Compared with (5), the log-sum-exp trick not only smooths the objective, but also provides a principled and adaptive way to combine all the gradients from the k source domains. In words, (7) says that the gradient of MDAN is a convex combination of the gradients from all the domains. The larger the error from one domain, the larger the combination weight in the ensemble. As we will see in Sec. 5, the optimization problem (6) often leads to better generalizations in practice, which may partly be explained by the ensemble effect of multiple sources implied by the upper bound.

5 Experiments

We evaluate both hard and soft MDAN and compare them with state-of-the-art methods on three real-world datasets: the Amazon benchmark dataset [11] for sentiment analysis, a digit classification task that includes 4 datasets: MNIST [29], MNIST-M [17], SVHN [37], and Synth Digits [17], and a public, large-scale image dataset on vehicle counting from multiple city cameras [52]. Due to space limit, details about network architecture and training parameters of proposed and baseline methods, and detailed dataset description are described in appendix.

5.1 Amazon Reviews

Domains within the dataset consist of reviews on a specific kind of product (Books, DVDs, Electronics, and Kitchen appliances). Reviews are encoded as 5000 dimensional feature vectors of unigrams and bigrams, with binary labels indicating sentiment. We conduct 4 experiments: for each of them, we pick one product as target domain and the rest as source domains. Each source domain has 2000 labeled examples, and the target test set has 3000 to 6000 examples. During training, we randomly sample the same number of unlabeled target examples as the source examples in each mini-batch. We implement both the Hard-Max and Soft-Max methods, and compare them with three baselines: MLPNet, marginalized stacked denoising autoencoders (m SDA) [11], and DANN [17]. DANN cannot be directly applied in multiple source domains setting. In order to make a comparison, we use two protocols. The first one is to combine all the source domains into a single one and train it using DANN, which we denote as C-DANN. The second protocol is to train multiple DANNs separately, where each one corresponds to a source-target pair. Among all the DANNs, we report the one achieving the best performance on the target domain. We denote this experiment as B-DANN. For fair comparison, all these models are built on the same basic network structure with one input layer (5000 units) and three hidden layers (1000, 500, 100 units).
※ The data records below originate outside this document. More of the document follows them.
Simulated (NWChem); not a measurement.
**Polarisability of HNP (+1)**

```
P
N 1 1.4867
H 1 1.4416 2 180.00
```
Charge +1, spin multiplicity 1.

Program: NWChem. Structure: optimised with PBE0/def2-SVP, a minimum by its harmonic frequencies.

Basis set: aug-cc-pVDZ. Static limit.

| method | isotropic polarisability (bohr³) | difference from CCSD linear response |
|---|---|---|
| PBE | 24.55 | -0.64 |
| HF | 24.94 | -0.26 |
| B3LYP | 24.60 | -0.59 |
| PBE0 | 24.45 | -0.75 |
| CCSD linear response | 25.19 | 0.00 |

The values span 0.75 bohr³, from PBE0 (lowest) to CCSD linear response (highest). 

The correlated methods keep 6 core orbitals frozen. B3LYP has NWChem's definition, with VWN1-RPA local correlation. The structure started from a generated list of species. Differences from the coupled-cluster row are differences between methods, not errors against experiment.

Table 1: Sentiment classification accuracy.

Train/Test MLPNet m SDA B-DANN C-DANN MDAN Hard-Max Soft-Max D+E+K/B 0.7655 0.7698 0.7650 0.7789 0.7845 0.7863 B+E+K/D 0.7588 0.7861 0.7732 0.7886 0.7797 0.8065 B+D+K/E 0.8460 0.8198 0.8381 0.8491 0.8483 0.8534 B+D+E/K 0.8545 0.8426 0.8433 0.8639 0.8580 0.8626

Results and Analysis. We show the accuracy of different methods in Table 1. Clearly, Soft-Max significantly outperforms all other methods in most settings. When Kitchen is the target domain, C-DANN performs slightly better than Soft-Max, and all the methods perform close to each other. Hard-Max is typically slightly worse than Soft-Max. This is mainly due to the low data-efficiency of the Hard-Max model (Section 4, Eq. 5, Eq. 6). We observe that with more training iterations, the performance of Hard-Max can be further improved. These results verify the effectiveness of MDAN for multisource domain adaptation. To validate the statistical significance of the results, we also run a non-parametric Wilcoxon signed-ranked test for each task to compare Soft-Max with the other competitors (see more details in appendix). From the statistical test, we see that Soft-Max is convincingly better than other methods.

5.2 Digits Datasets

Following the setting in [17], we combine four digits datasets (MNIST, MNIST-M, SVHN, Synth Digits) to build the multisource domain dataset. We take each of MNIST-M, SVHN, and MNIST as target domain in turn, and the rest as sources. Each source domain has 20, 000 labeled images and the target test set has 9, 000 examples.

Baselines. We compare Hard-Max and Soft-Max of MDAN with 10 baselines: i). B-Source. A basic network trained on each source domain (20, 000 images) without domain adaptation and tested on the target domain. Among the three models, we report the one achieves the best performance on the test set. ii). C-Source. A basic network trained on a combination of three source domains (20, 000 images for each) without domain adaptation and tested on the target domain. iii). B-DANN. We

Table 2: Accuracy on digit classification. T: MNIST; M: MNIST-M, S: SVHN, D: Synth Digits.

Method S+M+D/T T+S+D/M M+T+D/S Method S+M+D/T T+S+D/M M+T+D/S B-Source 0.964 0.519 0.814 C-Source 0.938 0.561 0.771 B-DANN 0.967 0.591 0.818 C-DANN 0.925 0.651 0.776 B-ADDA 0.968 0.657 0.800 C-ADDA 0.927 0.682 0.804 B-MTAE 0.862 0.534 0.703 C-MTAE 0.821 0.596 0.701 Hard-Max 0.976 0.663 0.802 Soft-Max 0.979 0.687 0.816 MDAC 0.755 0.563 0.604 Target 0.987 0.901 0.898

train DANNs [17] on each source-target domain pair (20, 000 images for each source) and test it on target. Again, we report the best score among the three. iv). C-DANN. We train a single DANN on a combination of three source domains (20, 000 images for each). v). B-ADDA. We train ADDA [46] on each source-target domain pair (20, 000 images for each source) and test it on the target domain. We report the best accuracy among the three. vi).C-ADDA. We train ADDA on a combination of three source domains (20, 000 images for each). vii). B-MTAE. We train MTAE [19] on each source-target domain pair (20, 000 images for each source) and test it on the target domain. We report the best accuracy among the three. viii). C-MTAE. We train MTAE on a combination of three source domains (20, 000 images for each). ix). MDAC. MDAC [51] is a multiple source domain adaptation algorithm that explores causal models to represent the relationship between the features X and class label Y . We directly train MDAC on a combination of three source domains. x). Target. It is the basic network trained and tested on the target data. It serves as an upper bound of DA algorithms. All the MDAN and baseline methods are built on the same basic network structure to put them on a equal footing.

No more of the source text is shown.